In this work, we use the feature of the strain gradient elasticity theory (SGET) related to the regularization of classical singularity problems. We suggest that the structural analysis of pre-cracked materials can be reduced to failure analysis within SGET by using the appropriate failure criteria formulated in terms of the Cauchy stresses. These stresses are work-conjugated to strains, and they have non-singular values in SGET solutions for the problems with cracks and sharp notches. We confirm our suggestion based on the full-field finite element (FE) simulations and provide examples of identification of the length scale parameters of SGET for the known experimental data with pre-cracked brittle and quasi-brittle materials [1]. We show that SGET solutions allow to capture the size effects for the cracks of different length that are well-known in fracture mechanics. Previously similar results were obtained only within approximate analytical and numerical methods [2, 3]. Based on the performed analysis we show that the identified length scale parameters allow us to predict the failure loads for the experimental samples with different type of cracks by using the maximum principal Cauchy stress criterion. In the experiments with a mixed-mode fracture of the quasi-brittle material (PMMA with inclined cracks), we found that there may arise a transition between the failure determined by the maximum principal stress criterion and the criterion related to the second invariant of the Cauchy stress tensor that can be explained by the change of the stress state triaxiality.
References
[1] Vasiliev V., Lurie S., Solyaev Y. New approach to failure of pre-cracked brittle materials based on regularized solutions of strain gradient elasticity, Engineering Fracture Mechanics. 2021, submitted.

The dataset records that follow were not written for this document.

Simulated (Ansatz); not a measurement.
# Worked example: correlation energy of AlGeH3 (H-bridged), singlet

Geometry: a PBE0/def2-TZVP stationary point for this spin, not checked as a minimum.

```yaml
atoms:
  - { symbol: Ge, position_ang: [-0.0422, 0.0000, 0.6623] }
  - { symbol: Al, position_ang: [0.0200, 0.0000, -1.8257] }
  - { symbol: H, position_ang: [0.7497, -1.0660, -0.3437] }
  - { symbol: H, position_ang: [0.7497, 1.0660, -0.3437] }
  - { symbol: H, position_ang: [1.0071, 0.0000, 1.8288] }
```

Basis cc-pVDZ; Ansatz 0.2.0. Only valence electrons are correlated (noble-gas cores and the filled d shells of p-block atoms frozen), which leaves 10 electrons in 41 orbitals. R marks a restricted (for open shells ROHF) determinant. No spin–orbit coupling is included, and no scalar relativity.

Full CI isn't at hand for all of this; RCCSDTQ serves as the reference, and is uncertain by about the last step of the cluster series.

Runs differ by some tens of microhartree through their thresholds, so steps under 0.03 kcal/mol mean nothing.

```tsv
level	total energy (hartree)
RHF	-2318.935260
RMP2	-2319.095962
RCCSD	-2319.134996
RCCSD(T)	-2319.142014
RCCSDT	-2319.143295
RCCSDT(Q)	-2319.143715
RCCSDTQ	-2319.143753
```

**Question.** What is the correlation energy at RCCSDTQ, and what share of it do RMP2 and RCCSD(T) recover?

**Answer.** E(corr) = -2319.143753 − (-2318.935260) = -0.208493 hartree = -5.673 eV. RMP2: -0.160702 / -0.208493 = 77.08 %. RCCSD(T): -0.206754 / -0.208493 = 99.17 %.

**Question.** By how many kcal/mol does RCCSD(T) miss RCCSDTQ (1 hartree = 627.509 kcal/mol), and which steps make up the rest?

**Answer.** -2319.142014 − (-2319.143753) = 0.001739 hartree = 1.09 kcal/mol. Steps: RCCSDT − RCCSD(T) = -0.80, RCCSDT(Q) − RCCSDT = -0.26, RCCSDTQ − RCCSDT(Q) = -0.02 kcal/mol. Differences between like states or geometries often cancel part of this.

[2] Askes, H., & Susmel, L. (2015). Understanding cracked materials: is linear elastic fracture mechanics obsolete?. Fatigue & Fracture of Engineering Materials & Structures, 38(2), 154-160.
[3] Vasiliev, V. V., Lurie, S. A., & Salov, V. A. (2019). Estimation of the strength of plates with cracks based on the maximum stress criterion in a scale-dependent generalized theory of elasticity. Physical Mesomechanics, 22(6), 456-462.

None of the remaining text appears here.